Thoughts on Failure Courtesy of The Bauhaus
In three years’ time, Germany will celebrate the 100th anniversary of the establishment of the Staatliches Bauhaus. This event will involve endless design exhibitions, talks, debates and panels not to mention a wash of merchandising. All this for an experiment, which by its own standards, failed.
Last weekend, I was privy to a tour of the newly opened The Bauhaus #itsalldesign exhibition at the Tel Aviv Museum of Art led by curator Jolanthe Kugler. Kugler, curator at the German Vitra Design Museum, has spent the past several years becoming an expert on all things Bauhaus. As she led us around the various rooms of the exhibition, she spoke of the contemporary phenomenon that is “The Bauhaus”.
German for “Construction House”, Bauhaus existed for fourteen years (1919-1933) in Weimar. During that time, it switched cities and directors three times each. The Bauhaus community included industrial, interior and textile designers, architects and choreographers. Students turned masters and masters turned celebrities.The number of female enrollees was strictly limited due to a perceived threat that so many women were interested, they might take over.

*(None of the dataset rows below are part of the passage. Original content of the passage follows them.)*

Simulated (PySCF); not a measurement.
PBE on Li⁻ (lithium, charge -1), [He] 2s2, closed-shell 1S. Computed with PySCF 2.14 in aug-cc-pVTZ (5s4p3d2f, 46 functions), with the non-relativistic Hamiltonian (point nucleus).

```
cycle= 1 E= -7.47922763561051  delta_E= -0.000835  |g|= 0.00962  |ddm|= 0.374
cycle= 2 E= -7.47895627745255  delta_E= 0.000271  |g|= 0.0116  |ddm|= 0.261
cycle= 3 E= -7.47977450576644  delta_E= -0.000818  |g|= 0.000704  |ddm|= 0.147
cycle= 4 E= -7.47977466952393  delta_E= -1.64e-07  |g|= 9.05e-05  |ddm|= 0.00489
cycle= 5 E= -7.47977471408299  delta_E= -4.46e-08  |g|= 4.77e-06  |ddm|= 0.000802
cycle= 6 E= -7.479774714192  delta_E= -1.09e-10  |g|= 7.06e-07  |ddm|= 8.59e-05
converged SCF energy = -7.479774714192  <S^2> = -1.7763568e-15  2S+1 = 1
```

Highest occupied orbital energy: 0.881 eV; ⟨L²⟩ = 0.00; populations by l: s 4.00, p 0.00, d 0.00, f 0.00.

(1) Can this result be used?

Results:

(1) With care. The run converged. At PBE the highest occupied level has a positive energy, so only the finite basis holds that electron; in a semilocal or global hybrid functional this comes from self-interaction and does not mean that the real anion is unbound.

The tenure of this revolutionary and iconic arts school was short and volatile, no one could agree on what the school stood for or what the outcome of it should be. The aesthetic was up in the air, open to interpretation. In Kugler’s words, there was “not one Bauhaus but many Bauhauses.”
As we reached the end of the exhibit, which includes Bauhaus furniture, toys, kitchenware and posters, Kugler casually threw out that the Bauhaus dissipated in 1933 when those in charge realized that the Bauhaus goal was not possible.
“They wanted to create beautiful, functional objects that the ordinary person could afford to purchase.” Ikea comes to mind here. “Essentially, they failed at this. Their items could not be mass produced and, in the rare moments that they did manage to produce large quantities of something, like the famous Bauhaus wallpaper, it was incredibly expensive.”
Although the school was an enormous success, students were falling over themselves to get in and the masters’ outpourings instant hits, the realization that the audience was comprised only of the elite was enough of a blow to knock down the entire house.
This unusual and incomprehensible clash of failure and success is riveting.
The most obvious example of this contradiction of intention and outcome, which is on display, is the Bauhaus Lamp. For decades, the Bauhaus lamp has been a staple amongst fashionable and design savvy homeowners. Designed by Wilhelm Wagefeld in 1924, the lamp boasts an elegant white glass dome perched on top of a clear white stem. In its original state, if not handled with great care, the lamp cracked, fell apart or stopped working altogether. It could not be mass produced or sold because its materials were precious. Today, a newly engineered and more stable Bauhaus Lamp can be purchased for just shy of $1,000 at the Moma store, the perfect antonym to the Bauhaus cause.
Did the directors of Bauhaus, Walter Gropius, Hannes Meyer and Ludwig Mies Van der Rohe, anticipate the colossal success and impact of the Bauhaus brand? Or did they finish out their respective stays at the school defeated?
Given the choice between failing at one’s original goal but achieving greatness and fulfilling one’s mission, I’d go with greatness hands down.
If Bauhaus was a failure, what’s so great about success?